Any recommendations on how best to monitor as onyx cluster running in kubernetes? Not clear to me how/if you could use onyx-peer-http-query in this case.
@j0ni ah yeah, it’s tough for us to know when your job is complete. You could do some different things like check whether you have processed all of the expected results.
@dave.dixon I would only be using onyx peer http query with kubernetes for health checks and metrics
@lucasbradstreet Yes. I'm just a little lost on how you wire it up. Each node runs it's own server, right? Somehow you presumably want to aggregate all those results into Prometheus or something, wondering how people are actually wiring up.
There's probably some key k8s concept I'm missing here.
@dave.dixon I am a little rusty but I think one way to do this is to add an annotation to your peer containers so Prometheus can id them through the k8s mechanism of scraping.
@camechis Thanks, that sounds similar to something I was reading about using prometheus with JMX in k8s, sounds like it will get me headed in the right direction.
That’s right
Another question as I puzzle through my deployment issues: at start-up I get several messages like "Job ID 5b3651ac-0ad0-4005-b503-79609899c3d1 has already been submitted, and will not be scheduled again.", but those jobs don't show up when I call rq/jobs
. I assume those can be safely ignored, aren't using vpeers or other resources?
Yep I’ll have to double check but I think it’s just a job being submitted with the same job id, and it’s the idempotency at work
Occurs when the peer starts, before I submit any jobs.
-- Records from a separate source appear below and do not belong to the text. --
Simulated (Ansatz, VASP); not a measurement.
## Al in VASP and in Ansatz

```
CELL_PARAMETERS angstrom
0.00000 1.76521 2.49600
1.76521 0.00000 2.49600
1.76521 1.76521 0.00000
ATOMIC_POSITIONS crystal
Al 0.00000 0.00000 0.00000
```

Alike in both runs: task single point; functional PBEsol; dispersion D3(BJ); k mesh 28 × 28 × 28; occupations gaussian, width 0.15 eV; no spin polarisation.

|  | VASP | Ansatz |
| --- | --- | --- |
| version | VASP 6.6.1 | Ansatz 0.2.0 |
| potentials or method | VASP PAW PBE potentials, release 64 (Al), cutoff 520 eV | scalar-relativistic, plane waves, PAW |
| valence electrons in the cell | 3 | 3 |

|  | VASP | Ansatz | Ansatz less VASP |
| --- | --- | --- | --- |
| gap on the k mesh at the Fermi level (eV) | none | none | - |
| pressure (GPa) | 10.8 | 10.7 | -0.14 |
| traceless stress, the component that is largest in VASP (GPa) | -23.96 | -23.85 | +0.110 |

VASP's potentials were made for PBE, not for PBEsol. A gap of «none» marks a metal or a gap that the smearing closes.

Sounds like a previous run job in the same onyx tenant?
Yes.
Right it’s just playing back the log
Trying to debug some really odd behavior, beginning to suspect it may be related to non-onyx parts of the application behaving badly with kafka and thus ZK. In an effort to better understand how things work, how might I wind up getting this warning on peer startup: "Log parameters have yet to be written to ZooKeeper by a peer. Backing off 500ms and trying again..."
Hmm, where’s that warning coming from? When the onyx peers start they’ll write out log parameters for a given tenancy
So it’s probably some other component starting up on a tenancy which hasn’t had any peers start yet.
Here's the stack trace. I'll add some more logging to see whether start-peer-group
or start-peers
is responsible.
No other component is starting, at least not intentionally. I also tried again with a fresh ZK (supposedly, it's a managed service) and still saw the same thing. Cleaning out all of the checkpoints now.
Hmm
Do you say any messages in there about aeron?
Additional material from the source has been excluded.